Early moning was a bus transfer to our starting point, which was over one mountain but at the bottom of another mountain, which we had to climb over. The road could have been perfectly acceptable, but road works to widen it meant that there was a lot of gravel and stone on the surface which made cycling up the grade difficult. Most of the morning was spent climbing up some thousands of feet, and after a short descent we were given lunch by our travelling cook who is able to produce the most amazing and varied picnic lunches from the back of a Transit van that has seen better days.

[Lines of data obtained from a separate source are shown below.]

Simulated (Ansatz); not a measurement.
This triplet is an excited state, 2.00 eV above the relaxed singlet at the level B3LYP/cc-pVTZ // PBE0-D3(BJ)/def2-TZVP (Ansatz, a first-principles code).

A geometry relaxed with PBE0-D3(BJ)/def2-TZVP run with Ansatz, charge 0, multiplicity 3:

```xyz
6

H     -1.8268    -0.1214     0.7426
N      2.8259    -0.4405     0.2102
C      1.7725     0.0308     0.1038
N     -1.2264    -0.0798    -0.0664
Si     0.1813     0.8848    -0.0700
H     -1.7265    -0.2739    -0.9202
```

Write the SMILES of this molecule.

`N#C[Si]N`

Lunch over, there was, inevitably, another mountain to climb, but then followed by a 9 mile downhill with switchbacks, followed by a benign short climb to our rustic B & B, with communal toilets and showers ! Shock horror ! We had been told that this would be the most primitive accommodation that we would encounter, up in the hills and very rural. It was. Also, once the sun went down it became very chilly, but dinner was served quite insistently on a cold terrace. I brought out my blanket from my room to swathe myself in so that I could keep warm while eating. Others followed the trend
The village we are in is very, well, rustic, peasant, countryside and rural, with the usual hotchpotch of tumble down houses, donkeys along the roads, little kids smiling and gesturing for sweets, and the call to prayer from the local mosque. I’ve heard a fair few Muezzin doing the call to prayer over the last few days, and some are better than others. The one in Amzouzart is definitely in need of improvement. Most villages are unclean and unkempt. Lots of rubbish and rubble and worse. As I pass, I keep thinking to myself that with a couple of hours work with a brush and shovel, I could clean the place up. I guess they don’t even notice. Different values.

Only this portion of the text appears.